Tool Reentrancy Is the Bug Class Your Function-Calling Layer Doesn't Know Exists
The agent took four hundred milliseconds to answer a simple question, then crashed with a recursion-limit error. The trace showed twenty-five tool calls. Reading the trace top-to-bottom, an engineer would conclude the agent was confused — calling the same handful of tools in slightly different orders, never converging. That conclusion is wrong. The agent wasn't confused. It was stuck in a cycle: tool A invoked the model, the model picked tool B, tool B's implementation invoked the model again to format its output, and the formatter chose tool A. The trace UI rendered four nested calls as four sibling calls in a flat list, and the cycle was invisible to the only human who could have caught it.

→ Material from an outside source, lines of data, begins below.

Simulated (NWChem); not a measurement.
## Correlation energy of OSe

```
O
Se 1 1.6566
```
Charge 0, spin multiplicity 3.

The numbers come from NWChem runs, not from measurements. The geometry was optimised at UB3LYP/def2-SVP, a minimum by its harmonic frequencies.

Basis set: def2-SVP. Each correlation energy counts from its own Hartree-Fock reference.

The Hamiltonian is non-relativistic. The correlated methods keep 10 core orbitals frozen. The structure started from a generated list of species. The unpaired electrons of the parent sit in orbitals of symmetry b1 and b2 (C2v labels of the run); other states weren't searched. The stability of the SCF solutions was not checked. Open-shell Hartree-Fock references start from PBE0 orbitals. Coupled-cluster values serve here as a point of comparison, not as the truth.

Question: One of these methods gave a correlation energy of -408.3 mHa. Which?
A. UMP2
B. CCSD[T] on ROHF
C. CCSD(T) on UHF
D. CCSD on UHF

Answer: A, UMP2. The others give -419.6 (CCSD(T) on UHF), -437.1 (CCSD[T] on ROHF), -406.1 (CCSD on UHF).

This is tool reentrancy, and it's a bug class your function-calling layer almost certainly doesn't model. Concurrency-safe code has decades of primitives for it: reentrant mutexes that count nested acquisitions by the same thread, recursion limits at the language level, stack inspection APIs, and a cultural understanding that any function which calls back into the runtime needs a clear contract about what re-entry is allowed. Tool-calling layers default to fire-and-forget. There is no call stack the runtime can inspect, no cycle detector before dispatch, no reentrancy attribute on the tool definition, and the trace UI is shaped like a log, not a graph. The result is that every tool catalog past about a dozen entries silently becomes a recursion the framework can't see.
The Failure Mode Hides Inside "Successful" Tool Calls
The way teams notice tool reentrancy in production is rarely "the agent looped." That's the failure case obvious enough to land in a postmortem. The far more common case: requests that complete successfully but cost three or four times what the cost model predicted, and an eval suite that scores fine because the final output is correct. The cycle ran, the model burned tokens discovering it, the loop broke when the outer turn budget hit, and the answer came out the other side because the model is good at recovering from its own confusion. The bill is the only place the bug shows.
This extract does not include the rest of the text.